The House That Vanished (1973)

EDITOR’S NOTE: Here’s another take on this film but for this week of José Ramón Larraz, I wanted to  cover each of his movies myself.

Also known as Scream… and Die!, Please! Don’t Go in the Bedroom and Psycho Sex Fiend, this José Ramón Larraz movie has some amazing taglines like “Are You Planning an Affair? We Can Give You 7 Good Reasons Not to Have Your Next Affair at The House That Vanished And They’re All DEAD!! 1. George 2. Marsha 3. Ted 4. Linda 5. Ronnie 6. Alice 7. Larry” and “Is it too soon to talk about ’72…that time Paul and Valerie fell in love at first sight and began searching for a place to have an affair — and they kept searching until they found…The House That Vanished.” I mean, they did tell us that it was “In the Great HITCHCOCK Tradition!”
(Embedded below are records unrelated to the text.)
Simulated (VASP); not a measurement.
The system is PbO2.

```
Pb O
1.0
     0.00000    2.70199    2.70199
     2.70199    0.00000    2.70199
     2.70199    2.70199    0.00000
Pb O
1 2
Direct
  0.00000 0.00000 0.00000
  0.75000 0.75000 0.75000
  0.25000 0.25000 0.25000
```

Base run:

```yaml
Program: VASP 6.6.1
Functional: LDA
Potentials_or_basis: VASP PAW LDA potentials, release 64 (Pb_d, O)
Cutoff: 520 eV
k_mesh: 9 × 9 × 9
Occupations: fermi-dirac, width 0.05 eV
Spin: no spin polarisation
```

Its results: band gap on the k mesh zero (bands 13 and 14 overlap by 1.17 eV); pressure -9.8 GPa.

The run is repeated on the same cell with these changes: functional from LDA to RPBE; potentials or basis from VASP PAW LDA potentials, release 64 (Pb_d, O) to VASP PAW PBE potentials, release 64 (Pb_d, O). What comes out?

Picked up by American-International Pictures in the U.S., trimmed by 15 minutes and given a really similar campaign – actually, it’s the exact same — as The Last House On the Left, this find Larraz playing with his favorite toys: fashionable women in danger, pervy photographers, houses in the London countryside, sexual menace and murder. He kept going back to this well for a bit before throwing Satanism into the stew and, if anything, increasing the sheer levels of filth in his movies. And we were all the better for it.

Valerie Jennings (Andrea Allan) is one of those gorgeous women continually threatened by nearly every frame of this movie, starting when she and her photographer boyfriend Terry (Alex Leppard) travel to a shuttrered hovel of a home deep in the London woods, a place that’s empty save for a room filled with womens’ passports. As they hide in a closet when a new couple arrives, they don’t get to enjoy watching them make love; instead the male dispatches the female with a switchblade. She runs and Terry does too but she never finds him, narrowly escaping to the safety of the big city.

She does find Terry’s car and a modeling portfolio with the images of one girl missing. She asks her friends Mike (Lawrence Keane) and Stella (Annabella Wood) what to do next, but they tell her that she and Terry have committed a crime and need to not tell the police. Meanwhile, Mike introduces her to Paul (Karl Lanchbury, a Larraz villain in numerous entries), a mask maker who invites her to dinner with his aunt Susanna (Maggie Walker). If you’ve seen enough Larraz movies by now, you know that aunt and nephew are soon to engage in the act of darkness.

Life starts falling apart, as Terry’s car keeps disappearing and reappearing; Valerie’s roommate Lorna (Judy Matheson) — who also sleeps nude with her pet monkey — is assaulted and killed, an old man with pigeons moves in downstairs and when she heads out of town to meet with Paul again, she realizes that his house is the same abandoned house she’s been in before thanks to the strange taxidermy inside. Seriously, if you go on a date and someone has a lot of taxidermy, please run.

There, she finds the bodies of those missing and Paul’s aunt appears and demands that he kill Valerie. He responds by stabbing her as our heroine runs outside screaming, directly into the police, while Paul just sits in the void.

Writer Derek Ford also wrote The Legend of Spider Forest, Secret Rites, Corruption (which is not a women’s picture) and Don’t Open Till Christmas as well as directing I Am a GroupieBlood Tracks, The Urge to Kill and The Girl from Starship Venus.

Larraz comes from Spain to England to make movies that seem like they’re from Italy that have their origins in Germany and England. If that doesn’t make you look movies, then I have no hope for you.